Oireachtas Joint and Select Committees

Wednesday, 18 January 2023

Joint Oireachtas Committee on Social Protection

General Scheme of the Automatic Enrolment Retirement Savings System Bill 2022: Discussion (Resumed)

Mr. Brendan Kennedy:

Following on from what Dr. Begg said and in the context of the question as to whether we should follow the New Zealand model or a more centralised model, the point about the consolidation of Irish pensions is very relevant because the pensions sector here is in the process of changing.

If the approach was adopted of a light-touch structure that directed people into the pension sector as it currently is, you would be directing them into a sector that is in the process of change anyway. It is not quite a like-for-like comparison. It is appropriate that the overall approach here, as we have seen, is that the central processing authority being essentially treated like any other pension scheme is the most efficient way of doing it. We do not need to invent something new here but to ensure that in creating the central processing authority, that it is modelled on what is the best provision within pensions.

To answer the capacity and resources question and its effect on the Pensions Authority; from the authority’s point of view, there is not a significant resource or capacity issue created by the central processing authority. We have about 15 master trusts, which as Dr. Begg described are large schemes catering for many employers and, essentially, the central processing authority will be one more master trust. In time it will be the biggest and most important master trust but it will not create any new issues for the Pensions Authority which do not exist with any other master trust. There is a long road to go but I imagine that in staff terms, it may be two or three people, if one aggregates this across the authority. This is not at all significant for the Pensions Authority.

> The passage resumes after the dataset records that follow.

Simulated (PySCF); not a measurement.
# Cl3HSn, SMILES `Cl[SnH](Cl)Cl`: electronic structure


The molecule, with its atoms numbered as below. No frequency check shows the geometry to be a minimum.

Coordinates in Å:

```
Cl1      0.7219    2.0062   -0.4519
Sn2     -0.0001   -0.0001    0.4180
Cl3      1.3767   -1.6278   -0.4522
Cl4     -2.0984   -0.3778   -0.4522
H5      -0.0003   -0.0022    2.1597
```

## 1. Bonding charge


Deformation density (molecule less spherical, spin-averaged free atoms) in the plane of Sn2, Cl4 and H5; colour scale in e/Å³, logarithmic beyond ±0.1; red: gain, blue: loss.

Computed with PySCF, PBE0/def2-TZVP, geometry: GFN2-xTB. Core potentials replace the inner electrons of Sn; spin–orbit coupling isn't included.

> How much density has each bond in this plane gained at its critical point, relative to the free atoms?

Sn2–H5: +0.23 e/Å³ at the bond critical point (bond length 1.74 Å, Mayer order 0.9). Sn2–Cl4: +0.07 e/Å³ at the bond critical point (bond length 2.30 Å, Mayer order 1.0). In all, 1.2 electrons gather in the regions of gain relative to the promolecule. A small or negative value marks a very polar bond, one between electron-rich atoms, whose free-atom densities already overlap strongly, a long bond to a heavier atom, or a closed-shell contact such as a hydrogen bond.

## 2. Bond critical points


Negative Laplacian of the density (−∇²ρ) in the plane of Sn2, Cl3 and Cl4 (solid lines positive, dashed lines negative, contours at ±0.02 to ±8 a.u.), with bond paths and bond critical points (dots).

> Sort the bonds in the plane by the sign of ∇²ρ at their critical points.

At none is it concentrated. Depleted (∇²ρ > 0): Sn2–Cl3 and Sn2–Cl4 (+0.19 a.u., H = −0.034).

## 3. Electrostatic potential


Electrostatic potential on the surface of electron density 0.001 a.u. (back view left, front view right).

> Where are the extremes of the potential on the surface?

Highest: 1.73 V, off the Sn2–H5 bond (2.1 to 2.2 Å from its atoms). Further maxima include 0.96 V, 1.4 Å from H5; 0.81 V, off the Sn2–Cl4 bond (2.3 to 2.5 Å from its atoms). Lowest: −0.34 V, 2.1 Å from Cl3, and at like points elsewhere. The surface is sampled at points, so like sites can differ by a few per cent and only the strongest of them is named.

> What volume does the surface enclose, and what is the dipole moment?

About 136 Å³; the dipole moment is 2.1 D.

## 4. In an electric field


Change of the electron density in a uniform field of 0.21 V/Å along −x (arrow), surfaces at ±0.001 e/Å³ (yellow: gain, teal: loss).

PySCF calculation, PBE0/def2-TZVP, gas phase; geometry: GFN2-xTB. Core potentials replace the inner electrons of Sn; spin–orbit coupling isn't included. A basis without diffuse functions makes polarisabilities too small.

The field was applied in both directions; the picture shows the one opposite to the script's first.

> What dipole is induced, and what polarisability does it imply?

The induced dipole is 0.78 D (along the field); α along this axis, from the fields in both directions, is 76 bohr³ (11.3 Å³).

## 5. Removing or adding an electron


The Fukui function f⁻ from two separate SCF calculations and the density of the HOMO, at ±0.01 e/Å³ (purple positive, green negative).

On the related issue of the likely cost of the charges levied on auto-enrolment and whether they are adequate to build a sustainable and robust system; if we look at comparisons within Ireland, one of the challenges is that because there are so many pension schemes in Ireland, getting reliable, representative data about such schemes is an enormous challenge. Work led by the Department of Social Protection in 2012 in particular, which looked at the typical cost of pension schemes, demonstrated an enormous range. The most efficiently-run pension schemes had the lowest charges of 0.5%. This percentage is certainly possible and practical.

The specifics, as further detail emerges in the final Bill, as to what exactly automatic enrolment will require will have an effect. It is definitely true that it will take time to build up the funds within the CPA for whoever is administering this, to the extent that capital is spent on creating the systems. There will be a need for a reasonably long payback period which, obviously, makes life more complex. Certainly, one can say that 0.5% does not look unreasonable.